Directors of Surviving Corporation Clause Samples
The 'Directors of Surviving Corporation' clause defines who will serve as the directors of the corporation that remains after a merger or similar corporate transaction. Typically, this clause specifies whether the current directors of one of the merging entities, or a new slate of directors, will assume control of the surviving company’s board. For example, it may state that the directors of the acquiring company will continue as directors, or that a combination of directors from both companies will be appointed. This clause ensures clarity and continuity in corporate governance by pre-determining the leadership structure of the merged entity, thereby preventing disputes or uncertainty about board composition after the transaction closes.
Directors of Surviving Corporation. The directors of Merger Sub at the Effective Time shall, from and after the Effective Time, be the directors of the Surviving Corporation until their successors have been duly elected or appointed and qualified or until their earlier death, resignation or removal in accordance with the Surviving Charter and the Surviving By-Laws.
Directors of Surviving Corporation. Unless otherwise determined by Parent prior to the Effective Time, the directors of Sub immediately prior to the Effective Time shall be the directors of the Surviving Corporation immediately after the Effective Time, each to hold the office of a director of the Surviving Corporation in accordance with the provisions of Delaware Law and the certificate of incorporation and bylaws of the Surviving Corporation until their successors are duly elected and qualified.

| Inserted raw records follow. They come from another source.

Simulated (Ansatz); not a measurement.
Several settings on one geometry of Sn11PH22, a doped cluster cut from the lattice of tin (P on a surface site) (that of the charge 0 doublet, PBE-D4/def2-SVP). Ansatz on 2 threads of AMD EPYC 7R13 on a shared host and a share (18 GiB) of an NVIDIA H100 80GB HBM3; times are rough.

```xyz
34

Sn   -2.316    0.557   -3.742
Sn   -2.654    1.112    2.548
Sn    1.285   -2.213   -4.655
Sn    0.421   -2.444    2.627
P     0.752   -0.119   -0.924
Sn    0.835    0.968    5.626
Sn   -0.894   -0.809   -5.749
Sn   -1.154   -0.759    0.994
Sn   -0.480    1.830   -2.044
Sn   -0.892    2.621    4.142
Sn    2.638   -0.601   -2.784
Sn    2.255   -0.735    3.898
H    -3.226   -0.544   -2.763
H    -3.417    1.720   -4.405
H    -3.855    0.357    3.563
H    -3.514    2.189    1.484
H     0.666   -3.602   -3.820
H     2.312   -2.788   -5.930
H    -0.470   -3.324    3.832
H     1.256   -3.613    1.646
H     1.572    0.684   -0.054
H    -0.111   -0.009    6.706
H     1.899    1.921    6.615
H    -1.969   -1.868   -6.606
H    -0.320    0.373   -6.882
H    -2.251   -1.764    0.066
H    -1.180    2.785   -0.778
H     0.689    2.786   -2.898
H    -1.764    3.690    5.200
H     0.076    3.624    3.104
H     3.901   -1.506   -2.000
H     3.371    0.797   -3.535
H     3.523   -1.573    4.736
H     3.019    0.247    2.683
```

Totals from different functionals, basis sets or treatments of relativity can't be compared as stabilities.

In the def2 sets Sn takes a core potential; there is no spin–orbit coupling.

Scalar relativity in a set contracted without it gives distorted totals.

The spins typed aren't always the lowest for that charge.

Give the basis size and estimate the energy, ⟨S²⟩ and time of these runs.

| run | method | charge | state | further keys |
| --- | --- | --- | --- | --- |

Directors of Surviving Corporation. At the Effective Time of the Merger, the Board of Directors of the Surviving Corporation shall be comprised of the persons serving as directors of Merger Sub immediately prior to the Effective Time of the Merger. Such persons shall serve until the earlier of their resignation or removal or until their respective successors are duly elected and qualified.
Directors of Surviving Corporation. The directors of Merger Sub I immediately prior to the First Effective Time shall be the directors of the Surviving Corporation as of the First Effective Time, each to hold the office of a director of the Surviving Corporation in accordance with the provisions of Delaware Law and the certificate of incorporation and bylaws of the Surviving Corporation until their successor is duly elected and qualified.
Directors of Surviving Corporation. The directors of Merger Sub immediately prior to the Effective Time shall be the directors of the Surviving Corporation as of the Effective Time.
Directors of Surviving Corporation. The parties hereto shall take all actions necessary so that the directors of Merger Sub immediately prior to the Effective Time shall, from and after the Effective Time, be the directors of the Surviving Corporation to hold office until their respective successors have been duly elected or appointed and qualified or until their earlier death, resignation or removal in accordance with the DGCL, the Certificate of Incorporation and the Bylaws.
Directors of Surviving Corporation. The directors of Company immediately prior to the Effective Time shall be the directors of the Surviving Corporation until the earlier of their resignation or removal or until their respective successors are duly elected and qualified, as the case may be.
Directors of Surviving Corporation. The director of the Surviving Corporation immediately after Closing shall be ▇▇▇▇▇▇▇ ▇. ▇▇▇▇▇ and ▇▇▇▇▇▇▇ ▇▇▇▇ until the earlier of their resignation or removal or until their respective successors are duly elected and qualified, as the case may be.
Directors of Surviving Corporation. The parties hereto shall take all actions necessary so that ▇▇▇▇▇▇ ▇▇▇▇▇▇▇ and the members of the board of directors of the Company at the Effective Time shall, from and after the Effective Time, be the directors of the Surviving Corporation until their successors have been duly elected or appointed and qualified or until their earlier death, resignation or removal in accordance with the Charter and the By-Laws.
Directors of Surviving Corporation. The directors of the Surviving Corporation immediately after the Merger shall be the directors of United in office immediately prior to the Effective Time.